Antique Indian photography is up for grabs at Bonhams, London

This Tuesday, priceless Indian artefacts go under the hammer. These include Shah Jahan’s dagger and India in Photography — the sale of a collection of Kanwardip Gujral’s, at Bonhams in London.

Bonhams has been one of the leading auction houses for over 300 years now. They have previously had auctions of Indian photographs in the October of 2006 and 2007. But this is the first time that more than 400 photographs from the 1850s to 1940s will be on offer. Gujral, a Hamburg-based businessman, collected these works from across Europe and Asia.

The collection is remarkable in its variety. It includes not only regal portraits but also architecture, landscapes, transport, trade and natural history. It provides a near composite view of life from the Revolt to the stirrings of Independence.

Himalayas to Chennai

The photos are in good condition as they have been kept mainly in Europe. Photos in India tend to be disastrously affected by the climate. The collection covers India from the Himalayas to Chennai. But Gujral gives away his place of growing up with a number of pictures of Agra.

Mathew Hales from Bonhams London feels that the collection is significant for its variety and intact condition. Estimates for the photographs range from £100 to £15,000.

Speaking from London, Hales senses a new and fierce interest in Indian photography. The interested buyers are Indians but also collectors based in the United Kingdom. Hales elaborates, “Many collectors based in the U.K. are from conservative military backgrounds who might often have been born in India.”

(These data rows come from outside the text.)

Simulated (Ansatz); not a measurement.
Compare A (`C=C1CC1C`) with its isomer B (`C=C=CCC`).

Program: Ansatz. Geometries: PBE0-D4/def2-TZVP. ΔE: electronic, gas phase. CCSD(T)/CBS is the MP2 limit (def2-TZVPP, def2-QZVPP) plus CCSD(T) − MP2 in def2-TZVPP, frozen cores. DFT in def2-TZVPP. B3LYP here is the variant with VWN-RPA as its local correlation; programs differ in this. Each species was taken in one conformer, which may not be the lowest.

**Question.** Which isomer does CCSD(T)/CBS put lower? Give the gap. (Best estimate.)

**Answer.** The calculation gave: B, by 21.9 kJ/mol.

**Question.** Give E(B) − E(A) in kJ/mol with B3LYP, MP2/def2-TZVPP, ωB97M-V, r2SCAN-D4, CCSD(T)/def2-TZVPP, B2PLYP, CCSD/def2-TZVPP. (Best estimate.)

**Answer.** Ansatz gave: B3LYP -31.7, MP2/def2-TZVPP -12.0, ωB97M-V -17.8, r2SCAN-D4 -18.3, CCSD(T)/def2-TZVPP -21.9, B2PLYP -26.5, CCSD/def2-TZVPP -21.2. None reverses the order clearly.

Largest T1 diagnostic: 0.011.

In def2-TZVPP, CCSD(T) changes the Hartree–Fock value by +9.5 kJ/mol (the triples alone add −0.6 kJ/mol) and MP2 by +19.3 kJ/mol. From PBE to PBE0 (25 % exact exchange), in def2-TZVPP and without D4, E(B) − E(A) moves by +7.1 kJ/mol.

Gujral had a knack for discovering the hidden and the precious. One of the main attractions of the auction will be an album of views from Kashmir, belonging to the Viceroy Lords Lansdowne. The collection includes the works of pioneering photojournalists and photographers like Felice Beato and John Murray. Hales believes that Murray’s photographs of Agra are invaluable. Murray’s photos were taken after the 1857 Revolt and are distinct for their size and composition. Murray says, “The Taj Mahal is the most iconic Indian landmark. Murray’s photos measure 40cms by 45cms, while most photos are standard A4 size. He used a large camera to get excellent views.” With panoramas being all the fashion in the photo world, it will be no surprise if these photos fetch the most.